De-socialisation.
Is popular culture destined for extinction?
Advertising has always been a part of the culture industry. The driving force and holy grail of the culture industry has always been mass appeal. As the culture industry digitises, virtualises and hyper-personalises, becoming obsessed with segmentation and tailored messages: will there be any cultural experience that we all share?
Popular culture changes continually, at any given time it can be identified through the dominant (most popular) cultural objects: sport, films, songs, books, news stories, people, events, ideas. Mass media has been the driving force of popular culture for many decades and traditional mass media is in decline. Facebook is a medium that reaches the masses, but it must not be confused with traditional mass media because, on Facebook, each individual’s experience is unique. Sharing may be at the heart of social media, but paradoxically, it deprives us of a shared experience. In the past, it was common to ask, ‘Have you read the newspaper today?’ now, it is meaningless to ask, ‘Have you seen the newsfeed today?’.
Highly personalised media, tailored to our preferences, make for compelling user experiences. They have also facilitated self-referential communities, or tribes, to form around specific cultural interests and styles. Popular culture is slowly disappearing, giving way to tribe culture. How far this will progress remains to be seen. In ten or twenty years, will there be a cultural object we all recognise? Will there be a version of reality we all agree on? If not (and the lumbering beasts of popular culture follow the dinosaurs into extinction), will brands devolve from a relatively small number of massive entities into a multitude of nimble creatures, more adept at filling evolutionary niches?
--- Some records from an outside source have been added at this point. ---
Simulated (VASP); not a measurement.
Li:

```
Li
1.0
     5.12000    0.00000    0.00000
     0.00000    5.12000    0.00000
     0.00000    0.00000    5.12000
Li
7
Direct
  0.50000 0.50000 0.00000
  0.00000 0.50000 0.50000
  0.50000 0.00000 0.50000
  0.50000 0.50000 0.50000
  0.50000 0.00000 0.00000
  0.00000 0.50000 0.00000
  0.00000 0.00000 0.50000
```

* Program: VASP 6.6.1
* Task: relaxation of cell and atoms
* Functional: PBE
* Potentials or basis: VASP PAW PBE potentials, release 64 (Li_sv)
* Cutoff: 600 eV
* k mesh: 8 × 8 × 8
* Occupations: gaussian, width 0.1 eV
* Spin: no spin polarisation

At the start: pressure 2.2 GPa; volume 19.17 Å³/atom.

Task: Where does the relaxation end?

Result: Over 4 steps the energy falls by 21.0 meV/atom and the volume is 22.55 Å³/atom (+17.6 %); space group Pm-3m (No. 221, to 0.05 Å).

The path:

A brand is more than a product or service. It is a signifier, an indicator of identity - it is a part of culture. If popular culture fragments to the point where we have no shared touchpoints, what will become of brands? Compared with a couple of decades ago, brands are, in a cultural sense, increasingly political - they focus on purpose and values more than ever before. The philosopher and sociologist Theodor Adorno wrote: “The triumph of advertising in the culture industry is that consumers feel compelled to buy and use its products even though they see through them.” Maybe the future of brands, and advertising’s final triumph, will be to survive as the last vestige of popular culture.